Reputation: 27592
What is the best (less expensive) equivalent of SQL Server UPDATE SET
command in Hive
?
For example, consider the case in which I want to convert the following query:
UPDATE TABLE employee
SET visaEligibility = 'YES'
WHERE experienceMonths > 36
to equivalent Hive
query.
Upvotes: 1
Views: 2086
Reputation: 6139
You can upgrade your hive to 0.14.0
Starting from 0.14.0 hive supports UPDATE operation.
To do the same we need to create hive tables such that they support ACID output format and need to set additional properties in hive-site.xml.

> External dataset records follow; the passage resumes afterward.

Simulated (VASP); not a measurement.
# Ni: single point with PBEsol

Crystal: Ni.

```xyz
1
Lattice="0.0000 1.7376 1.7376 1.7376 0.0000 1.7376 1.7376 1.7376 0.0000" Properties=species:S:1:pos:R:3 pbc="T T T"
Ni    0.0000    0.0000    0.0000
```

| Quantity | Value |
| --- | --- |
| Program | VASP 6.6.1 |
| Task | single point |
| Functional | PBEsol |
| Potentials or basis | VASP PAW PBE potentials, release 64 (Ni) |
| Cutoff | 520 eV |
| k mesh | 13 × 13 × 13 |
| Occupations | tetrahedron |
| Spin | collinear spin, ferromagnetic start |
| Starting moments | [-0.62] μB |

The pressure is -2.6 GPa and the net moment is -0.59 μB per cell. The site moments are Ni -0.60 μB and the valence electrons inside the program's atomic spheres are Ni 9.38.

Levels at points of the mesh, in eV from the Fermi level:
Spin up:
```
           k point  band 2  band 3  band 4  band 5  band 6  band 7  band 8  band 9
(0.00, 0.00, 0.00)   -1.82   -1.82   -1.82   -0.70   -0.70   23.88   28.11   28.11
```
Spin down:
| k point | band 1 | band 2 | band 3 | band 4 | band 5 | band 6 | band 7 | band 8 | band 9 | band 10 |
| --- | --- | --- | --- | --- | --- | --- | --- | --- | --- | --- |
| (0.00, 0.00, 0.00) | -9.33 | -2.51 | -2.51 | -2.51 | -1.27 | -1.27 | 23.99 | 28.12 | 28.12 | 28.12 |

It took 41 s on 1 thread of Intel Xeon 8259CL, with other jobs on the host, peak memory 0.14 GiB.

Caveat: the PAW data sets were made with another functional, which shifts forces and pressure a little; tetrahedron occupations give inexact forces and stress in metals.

How to do CURD operations in Hive
Upvotes: 0
Reputation: 1
You can create an external table and use the 'insert overwrite into local directory' and in case you want to change the column values, you can use 'CASE WHEN', 'IF' or other conditional operations. And copy the output file back to HDFS location.
Upvotes: 0
Reputation: 41428
I'm assuming you have a table without partitions, in which case you should be able to do the following command:
INSERT OVERWRITE TABLE employee SELECT employeeId,employeeName, experienceMonths ,salary, CASE WHEN experienceMonths >=36 THEN ‘YES’ ELSE visaEligibility END AS visaEligibility FROM employee;
There are other ways but they are much more convoluted, I think the way Bejoy described is the most efficient.
(source: Bejoy KS blog)
Note that if you have to do this on a partitioned table (which is likely if you have a lot of data), you would probably need to overwrite your partition when doing this.
Upvotes: 2